This Appendix B also includes certain issues of which the Participant should be aware with respect to his or her participation in the Plan. The information is based on the securities, exchange control, income tax and other laws in effect in the respective countries as of May 2017. Such laws are often complex and change frequently. As a result, the Company strongly recommends that the Participant not rely on the information noted herein as the only source of information relating to the consequences of participation in the Plan because the information may be out of date when the Performance RSUs vest or Shares acquired under the Plan subsequently are sold.
In addition, the information is general in nature and may not apply to the Participant’s particular situation, and the Company is not in a position to assure the Participant of any particular result. Therefore, the Participant is advised to seek appropriate professional advice as to how the relevant laws in the Participant’s country may apply to his or her situation.

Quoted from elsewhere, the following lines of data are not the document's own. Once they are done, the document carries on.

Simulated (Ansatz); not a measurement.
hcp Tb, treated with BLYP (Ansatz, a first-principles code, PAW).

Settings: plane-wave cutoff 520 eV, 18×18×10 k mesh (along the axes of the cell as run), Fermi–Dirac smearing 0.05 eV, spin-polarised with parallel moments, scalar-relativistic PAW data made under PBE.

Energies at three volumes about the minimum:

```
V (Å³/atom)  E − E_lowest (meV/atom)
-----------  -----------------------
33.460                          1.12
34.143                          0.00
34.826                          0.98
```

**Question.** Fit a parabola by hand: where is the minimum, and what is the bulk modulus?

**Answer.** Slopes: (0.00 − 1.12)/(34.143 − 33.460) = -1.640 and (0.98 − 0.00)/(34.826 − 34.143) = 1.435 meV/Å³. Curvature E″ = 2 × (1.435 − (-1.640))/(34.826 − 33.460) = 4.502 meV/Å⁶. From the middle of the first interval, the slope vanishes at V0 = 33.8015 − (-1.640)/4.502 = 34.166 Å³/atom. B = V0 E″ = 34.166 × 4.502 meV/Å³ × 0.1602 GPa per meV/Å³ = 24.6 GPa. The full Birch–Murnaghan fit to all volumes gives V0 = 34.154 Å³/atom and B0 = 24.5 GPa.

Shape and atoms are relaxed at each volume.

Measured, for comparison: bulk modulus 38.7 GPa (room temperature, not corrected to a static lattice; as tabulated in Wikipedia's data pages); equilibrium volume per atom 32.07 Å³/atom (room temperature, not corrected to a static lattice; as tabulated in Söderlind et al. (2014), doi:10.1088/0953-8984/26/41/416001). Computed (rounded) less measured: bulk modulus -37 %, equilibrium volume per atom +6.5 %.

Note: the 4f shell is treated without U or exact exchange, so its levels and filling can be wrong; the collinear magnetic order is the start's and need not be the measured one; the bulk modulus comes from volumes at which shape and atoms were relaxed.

Finally, the Participant understands that if he or she is a citizen or resident of a country other than the one in which the Participant is currently working, transfers employment after the Date of Grant, or is considered a resident of another country for local law purposes, the information contained herein may not apply to the Participant, and the Company shall, in its discretion, determine to what extent the terms and conditions contained herein shall apply.
IRELAND
Exclusion from Termination Indemnities and Other Benefits. This provision supplements Section 10(b) of the Agreement:
By accepting the Performance RSUs, the Participant acknowledges, understands, and agrees that the benefits received under the Plan will not be taken into account for any redundancy or unfair dismissal claim.